How tiny Vancouver co snatched European iron prize from under Glencore’s nose
Glencore and Xstrata’s blockbuster merger closed in May after more than a year of tough talks and horse trading.
Glencore Xstrata’s tie-up not only provided a fitting bookend to the last days of the supercycle – evident by the diminishing value of the deal over the course of the negotiations – but is also an example of just how distracting a takeover can be.
When management time and energy are going into boardroom squabbling and investor arm-twisting, it gives smaller players the chance to pick up opportunities.
Sometimes right under the noses of the majors.
One such example is Solid Resources.
The Vancouver-based explorer picked up a prime asset in Glencore Xstrata’s back yard. And it also happened to be the Swiss giant’s most sought after commodity.
Iron ore has long been a glaring omission in Glencore Xstrata’s portfolio.
While its peers Rio Tinto, BHP Billiton and Vale have raked in windfall profits thanks to the steelmaking raw material the past decade, Glencore Xstrata’s modest steps into iron ore have borne little fruit.
Solid Resources, which have been working in Spain for more than a decade, picked up the 62 concessions covering more than a 1,000ha for the Cehegin project in south-eastern Spain a year ago.
It’s probably the closest you can come to a turnkey project in the world of iron mining.
It’s part of an iron ore complex in the Murcia province that hosted Europe’s largest open pit. Solid Resource’s assets includes a mine that produced 4mtpa before closing in the 1990s.
All the roads, power and rail (bar 12km to the mine) infrastructure is in place and the deep-sea port of Cartagena, capable of handling the largest 400,000 tonne iron ore carriers is only 100km away.
Given all the sunk costs – including 38,000 meters of historical drilling on the Cehegin concessions which is now being analyzed – Solid believes it can restart operations at the Maria mine for a mere $60 million outlay and have a 1mtpa operation up and running within 2 – 3 years.
The deposit is high quality magnetite which Solid Resource says can be sold at a premium of $20 a tonne to European steel mills which require the 65%+ iron content with low impurities that Cehegin can provide. Solid Resource’s puts its FOB costs at $53 a tonne.
Solid Resources’ concession boast historical proven reserves of 27 million tonnes on only 5% of the property and the company has also taken applied for concession on another 6,600ha.
Solid Resources showed Glencore the project in February and a month later, they were on site and last week Glencore Xstrata bought 20% of the Cehegin Project.
The Swiss commodities trader and world’s fourth largest mining group also undertook to buy all future production as part of the exclusive co-operation deal.
Cehegin will be the first project the new combined Glencore Xstrata teams will be working and provides to Solid all the mine development, logistics and marketing they need.
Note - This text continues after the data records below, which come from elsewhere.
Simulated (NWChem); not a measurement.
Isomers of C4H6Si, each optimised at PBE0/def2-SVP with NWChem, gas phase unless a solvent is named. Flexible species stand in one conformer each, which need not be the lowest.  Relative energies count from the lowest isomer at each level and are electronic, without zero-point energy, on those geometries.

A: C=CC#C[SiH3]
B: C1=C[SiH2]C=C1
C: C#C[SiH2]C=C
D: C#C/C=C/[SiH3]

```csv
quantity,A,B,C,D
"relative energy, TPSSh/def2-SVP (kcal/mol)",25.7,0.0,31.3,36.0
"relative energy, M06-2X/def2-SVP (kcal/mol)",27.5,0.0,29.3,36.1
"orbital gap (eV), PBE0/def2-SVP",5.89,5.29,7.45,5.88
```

A deal this size may not be a game-changer for the $72 billion Glencore Xstrata’s continued iron ore efforts.
Besides, an enterprise like Glencore Xstrata probably counts on the likes of a Solid Resources to bring them these deals rather than spend time chasing it themselves.
Nevertheless, it shows how a small nimble player can jump in while the big guns’ sights are trained elsewhere.